Generally, I’m a fan of recycling in all its forms. Yet it took me years to come around to the notion of recycled characters in tabletop gaming.
For a very long time, I simply didn’t get why so many players had their ‘pet’ character concepts that they would recycle again and again across setting and system forever. The same players would often gleefully tell me about the character’s past exploits, which were of course in no way reflected in their new self, as they rolled up stats for a game featuring the same old face.
For whatever reason, I actually felt offended when players would do this, not out of a lack of other character ideas, but because they genuinely preferred a character they had played before getting thrown into new circumstances with new allies and enemies in the mix. Whether I was the GM or just another player, I felt like I was being set up to be the outsider for a great inside joke that would overshadow the novelty of the game itself and the other characters in it.
It was a stupid thought, but it was there nevertheless.
For me, making the new character concept is the most fun part of the game. Hell, I typically make two or three for any game I’m in, which might explain why I GM so often (the NPCs are my canvas – the 3d6, my paint). New characters are like potato chips to me – and like with actual potato chips, it’s probably an unhealthy affinity.

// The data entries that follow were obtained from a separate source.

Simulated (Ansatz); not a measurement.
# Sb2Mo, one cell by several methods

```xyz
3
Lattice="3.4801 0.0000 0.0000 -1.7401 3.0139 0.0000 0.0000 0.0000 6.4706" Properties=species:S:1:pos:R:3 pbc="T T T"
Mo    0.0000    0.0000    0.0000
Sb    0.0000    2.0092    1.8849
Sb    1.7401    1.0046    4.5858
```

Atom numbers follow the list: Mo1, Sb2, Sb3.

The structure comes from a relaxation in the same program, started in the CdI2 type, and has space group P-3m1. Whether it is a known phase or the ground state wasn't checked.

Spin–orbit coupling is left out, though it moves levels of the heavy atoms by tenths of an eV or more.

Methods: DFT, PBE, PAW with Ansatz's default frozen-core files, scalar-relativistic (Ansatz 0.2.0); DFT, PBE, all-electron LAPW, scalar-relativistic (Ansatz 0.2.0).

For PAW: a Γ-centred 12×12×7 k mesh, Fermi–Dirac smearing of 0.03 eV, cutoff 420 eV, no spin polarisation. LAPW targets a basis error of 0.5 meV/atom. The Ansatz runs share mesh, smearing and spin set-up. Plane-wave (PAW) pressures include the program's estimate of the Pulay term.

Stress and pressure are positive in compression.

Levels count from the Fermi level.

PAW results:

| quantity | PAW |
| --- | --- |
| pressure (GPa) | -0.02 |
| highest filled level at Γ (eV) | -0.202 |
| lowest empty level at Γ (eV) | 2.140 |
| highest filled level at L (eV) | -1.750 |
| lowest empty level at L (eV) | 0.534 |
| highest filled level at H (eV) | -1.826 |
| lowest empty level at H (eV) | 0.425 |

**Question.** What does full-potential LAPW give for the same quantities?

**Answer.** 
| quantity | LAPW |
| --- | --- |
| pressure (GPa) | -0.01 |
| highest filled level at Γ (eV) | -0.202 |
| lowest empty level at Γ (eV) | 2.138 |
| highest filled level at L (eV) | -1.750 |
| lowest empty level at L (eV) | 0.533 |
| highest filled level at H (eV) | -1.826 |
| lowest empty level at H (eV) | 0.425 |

So for years, to see someone equally excited about getting to replay an old concept was simply baffling to me. I finally asked several folks to try and explain it to me:
- They had an old game fall apart, but they loved their character and wanted a chance to actually see it through
- They like seeing how the same concept can be shaped differently by broadly different settings and interactions
- They like the ‘wandering hero’ idea and want to add more pages to a character’s story by pretending all the games are somehow connected
All these notions make sense to me on paper – I can see the logic in them – but they never fully sank in for me, in part because I had seen far too many examples of recycling characters going haywire and becoming a distraction for a campaign.
Here’s the thing: whether players intend it or not, recycled characters (if they saw any previous play at all) are automatically saddled with excess baggage new characters aren’t bringing to the campaign. If the GM and player aren’t on alert, that baggage can weigh down the whole campaign in a heartbeat.
When any character concept, recycled or no, hits the table, it takes shape beyond what the player planned when they designed it in a vacuum. It has stories to tell and quotes to rehash and famous moments that warped it in a unique and clever way. It has a history that grew organically in a way that can never be exactly repeated. A player expecting that they can shelve all that history in an instant and reset the character to the untouched ball of clay they started from is almost universally kidding themselves.
A recycled character has elements that are set now and firm – trajectories the player may expect or hope to see again. That makes the character immediately more stubborn about adapting to the new game and its players.
A recycled character has a history legitimized by actual play and actual challenges overcome, something all those rolling up new characters lack. No amount of clever backstory is a match for a genuinely-forged character life, which can put some characters at a disadvantage from the get-go in terms of their histories.
So when you have a player playing a recycled character concept, set your ground rules from the get-go before the campaign gets moving.
Leave the history at the door, or keep it to yourself. No referencing NPCs or PC allies from past campaigns unless the new game is a direct sequel (in which case, everyone can do it). No referencing old happenings, exploits or adventures that the current PCs don’t share. Stay motivated to make new stories instead of dwelling on the old ones. If you trip across a situation that reminds you of a past exploit, giggle to yourself and move on, or talk about it out of character after the game, not during.
Respect that this game is about these characters and these stories – you are not here as a cameo or a guest star, you’re a new face just like the rest, and you’re worth just as much until you make a name for yourself with this crowd in these circumstances. Anything earned by getting to retry a familiar concept in new surroundings is for you and you only – don’t fan it in front of others and expect them to be impressed.
Jagged up the smoothed edges. A new character should have jagged edges that their growth during the campaign with smooth over. If your recycled character already got smoothed out last time, break them up again to leave room for the new PCs and new adventures to complete them again. Specifically, try to choose new areas to ‘jagged up’ so that you won’t be tempted to try and walk the same path a second time.
If the last game you played a smuggler who grew a heart of gold, don’t just make them an uncaring thief again. Instead, take the gold-hearted smuggler and give them a cause, or turn them into the seasoned curmudgeon who wants to give up their life of crime but somehow keeps getting pulled back in for ‘one last job.’
For GMs who are still worried about letting a player play a recycled character, you can learn a lot about what to expect by how the player talks about the old concept.
If their obsession is the numbers – making an old D&D bladesinger with Dungeon World’s mechanics – then you may not have anything to worry about. But, if all they’re talking about are the old stories – especially if they seem more interested in babbling about the concept with the GM than with the other players beforehand – be sure to emphasize your ground rules and be ready to hold firm on them if the player starts to stray.
In the end, recycled characters are a lot like web browsers: the secret to happiness lies in being sure you cleared your history.